Congress Should Avoid Government Shutdown With a Bipartisan Deal to Protect Federal Funding
On April 19, 2017, The Atlantic reported on “How Trump’s First 100 Days Could End in a Government Shutdown.”
Writes Russell Berman, “The historical marker on April 29 will coincide with the expiration of federal funding unless Congress can strike a bipartisan deal in time.”
If Congress does not work out a bipartisan deal around the pending expiration of federal funding, President Trump will spend his 100th day telling the public why his federal government will partially shut down.
On April 28, 2017, most federal government departments will run out of funding. While Congress was on a two-week recess, House and Senate staffers worked on and negotiated a spending bill designed to fund the last five months of the current fiscal year.
“Despite their minority status in Washington, Democrats are feeling bullish about the talks, and the 100-day marker is a big reason why. Still reeling from their failure to repeal the Affordable Care Act, Republican leaders have little appetite for an all-out brawl that could result in a shutdown at a time when they are trying to prove to their constituents they can effectively run the country.”
It is believed that Trump will not end up with a spending bill that contains all of his administration’s priorities.

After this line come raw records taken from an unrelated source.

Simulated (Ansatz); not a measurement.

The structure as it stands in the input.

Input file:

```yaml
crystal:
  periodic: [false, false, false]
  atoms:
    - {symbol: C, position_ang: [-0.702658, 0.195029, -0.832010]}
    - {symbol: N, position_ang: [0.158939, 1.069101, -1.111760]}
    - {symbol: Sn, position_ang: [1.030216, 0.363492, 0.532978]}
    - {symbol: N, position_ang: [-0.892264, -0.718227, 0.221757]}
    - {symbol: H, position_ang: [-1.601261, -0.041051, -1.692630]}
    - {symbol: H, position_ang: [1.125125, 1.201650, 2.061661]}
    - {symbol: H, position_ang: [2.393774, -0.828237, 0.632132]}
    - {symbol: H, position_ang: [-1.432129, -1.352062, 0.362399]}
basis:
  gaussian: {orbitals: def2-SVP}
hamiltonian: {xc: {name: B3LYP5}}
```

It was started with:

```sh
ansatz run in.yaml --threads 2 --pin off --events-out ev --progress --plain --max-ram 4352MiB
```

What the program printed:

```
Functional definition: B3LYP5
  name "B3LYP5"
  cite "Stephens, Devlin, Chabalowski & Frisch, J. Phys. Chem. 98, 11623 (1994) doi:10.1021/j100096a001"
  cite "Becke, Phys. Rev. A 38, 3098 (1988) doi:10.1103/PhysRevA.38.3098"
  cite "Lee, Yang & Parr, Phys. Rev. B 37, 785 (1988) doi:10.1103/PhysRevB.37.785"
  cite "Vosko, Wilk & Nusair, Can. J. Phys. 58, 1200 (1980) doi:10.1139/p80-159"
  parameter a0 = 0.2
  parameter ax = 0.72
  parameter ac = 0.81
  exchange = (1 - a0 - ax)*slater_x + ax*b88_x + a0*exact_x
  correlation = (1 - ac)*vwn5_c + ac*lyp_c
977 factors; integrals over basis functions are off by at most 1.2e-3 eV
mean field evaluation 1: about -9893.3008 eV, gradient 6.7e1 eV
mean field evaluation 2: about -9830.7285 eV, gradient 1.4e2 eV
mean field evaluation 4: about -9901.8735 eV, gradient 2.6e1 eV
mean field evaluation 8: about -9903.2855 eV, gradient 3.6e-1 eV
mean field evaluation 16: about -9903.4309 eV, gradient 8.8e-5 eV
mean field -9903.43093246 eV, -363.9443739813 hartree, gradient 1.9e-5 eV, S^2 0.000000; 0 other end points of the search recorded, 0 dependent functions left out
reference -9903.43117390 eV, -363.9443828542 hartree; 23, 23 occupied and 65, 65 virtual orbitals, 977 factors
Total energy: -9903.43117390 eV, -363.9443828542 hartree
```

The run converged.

“Democrats have leverage in the negotiations because Republicans will need eight of their votes to clear a filibuster in the Senate and because conservatives in the House have been reluctant in recent years to vote for any bill that appropriates significant amounts of taxpayer money. Democrats are using that power to refuse to grant Trump any of the $1.4 billion he sought to begin development of his signature southern border wall, and Republican leaders have signaled they are content to delay a debate on the issue until Congress considers funding for 2018. Nor is the president likely to see the $18 billion in cuts to domestic programs the White House is seeking this fiscal year to help offset the boost in military spending that Trump wants even more.”
Keeping the government open should be a priority. A government shutdown would have a devastating effect on many government departments including the U.S. Dept. of Housing and Urban Development (HUD.)